🪱
Wormpy is a Python-based web scraping tool designed to crawl across websites and extract their contents efficiently and respectfully. It now features a discovery mode for comprehensive website crawling, as well as a single-page scraping option. Wormpy can parse sitemaps, handle various content types including HTML and PDF, and respects server resources.
Read the tutorial on how I built the first version of this tool.
For god's sake, make sure you use a VPN when using this! (Get 3 months free with NordVPN by using this link.)
- Discovery mode for comprehensive website crawling
- Single-page scraping option
- Dynamic scraper allocation based on URL pool size
- Improved URL pool management
- Configurable maximum number of URLs to scrape
- Parallel scraping with asyncio
- PDF content extraction
- Sitemap parsing (sitemap.xml, sitemap_index.xml, etc.)
- Rate limiting to respect server resources
- Flexible logging
- Content saved to timestamped files
- Command-line interface for easy use
- Image URL detection and skipping
- Output in CSV or JSON format
- Discovered URLs listed for each scraped page
- Python 3.x
- Required libraries (see requirements.txt)
Install the required libraries using pip:
pip install -r requirements.txt
- Clone the repository or download the source code.
- Navigate to the directory containing the source code.
- Run the program with the following command:
python main.py <url> [--discovery] [--log LOG_LEVEL] [--savename SAVE_DIRECTORY] [--format {csv,json}] [--force {req,sel}]
Arguments:
- url: Base URL of the website to scrape (required)
- --discovery: Enable discovery mode to scrape the entire website (optional)
- --format: Specify the output format, either 'csv' or 'json' (optional, default is 'json')
- --force: Force scraping with either 'req' for requests or 'sel' for selenium (optional)
- --log: Set the logging level (optional, default is INFO)

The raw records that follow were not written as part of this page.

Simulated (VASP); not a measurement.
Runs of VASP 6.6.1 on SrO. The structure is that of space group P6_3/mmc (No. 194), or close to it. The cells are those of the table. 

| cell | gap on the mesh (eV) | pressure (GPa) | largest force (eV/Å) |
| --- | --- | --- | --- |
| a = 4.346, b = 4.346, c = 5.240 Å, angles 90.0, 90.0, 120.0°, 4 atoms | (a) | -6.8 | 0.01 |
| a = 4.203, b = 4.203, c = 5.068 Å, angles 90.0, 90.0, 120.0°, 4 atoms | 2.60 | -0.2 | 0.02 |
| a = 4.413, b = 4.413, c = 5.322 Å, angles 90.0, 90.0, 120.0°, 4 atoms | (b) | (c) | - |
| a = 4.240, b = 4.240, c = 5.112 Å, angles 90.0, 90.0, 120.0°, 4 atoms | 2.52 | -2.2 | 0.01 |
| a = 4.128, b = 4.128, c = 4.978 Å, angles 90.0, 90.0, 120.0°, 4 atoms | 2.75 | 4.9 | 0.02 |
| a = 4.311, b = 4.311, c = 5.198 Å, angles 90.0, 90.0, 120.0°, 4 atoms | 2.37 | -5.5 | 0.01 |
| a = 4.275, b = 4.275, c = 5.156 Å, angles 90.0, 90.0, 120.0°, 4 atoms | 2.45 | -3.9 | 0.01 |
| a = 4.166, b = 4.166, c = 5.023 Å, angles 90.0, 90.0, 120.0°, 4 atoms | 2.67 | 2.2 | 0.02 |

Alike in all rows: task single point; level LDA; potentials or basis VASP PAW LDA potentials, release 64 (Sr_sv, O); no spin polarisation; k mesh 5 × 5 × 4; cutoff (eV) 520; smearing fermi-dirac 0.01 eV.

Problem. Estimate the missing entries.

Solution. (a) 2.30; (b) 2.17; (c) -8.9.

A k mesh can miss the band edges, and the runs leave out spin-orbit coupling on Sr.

- --savename: Specify the directory name to save output (optional)
Examples:
# Scrape a single page
python main.py https://www.example.com --savename example_scrape --format csv
# Scrape the entire website (discovery mode)
python main.py https://www.example.com --discovery --log INFO --format json --force sel
- main.py: Entry point of the application
- scraper.py: Core scraping logic and scraper management
- content_processor.py: Processes and extracts text from HTML and PDF content
- url_processor.py: Processes URLs and extracts links
- url_tracker.py: Manages the URL pool and tracks visited URLs
- utils.py: Utility functions
- config.py: Configuration settings
Wormpy implements robust error handling and logging throughout the codebase. Errors are caught, logged, and in many cases, the script attempts to continue execution where possible.
To be respectful of server resources, Wormpy implements a rate limiter that adds a random delay between requests.
Wormpy can detect and extract text from PDF files, both from local files and URLs.
- The tool offers both single-page and full website scraping options.
- It detects and skips image URLs to avoid unnecessary processing.
- Suspicious URLs are identified and handled appropriately.
Contributions are welcome! If you have suggestions for improvements or encounter any issues, please open an issue or submit a pull request.
This project is licensed under the GNU GENERAL PUBLIC LICENSE. See the LICENSE file for more details.
Web scraping may be subject to legal and ethical considerations. Always ensure you have permission to scrape a website and that you're complying with the website's robots.txt file and terms of service.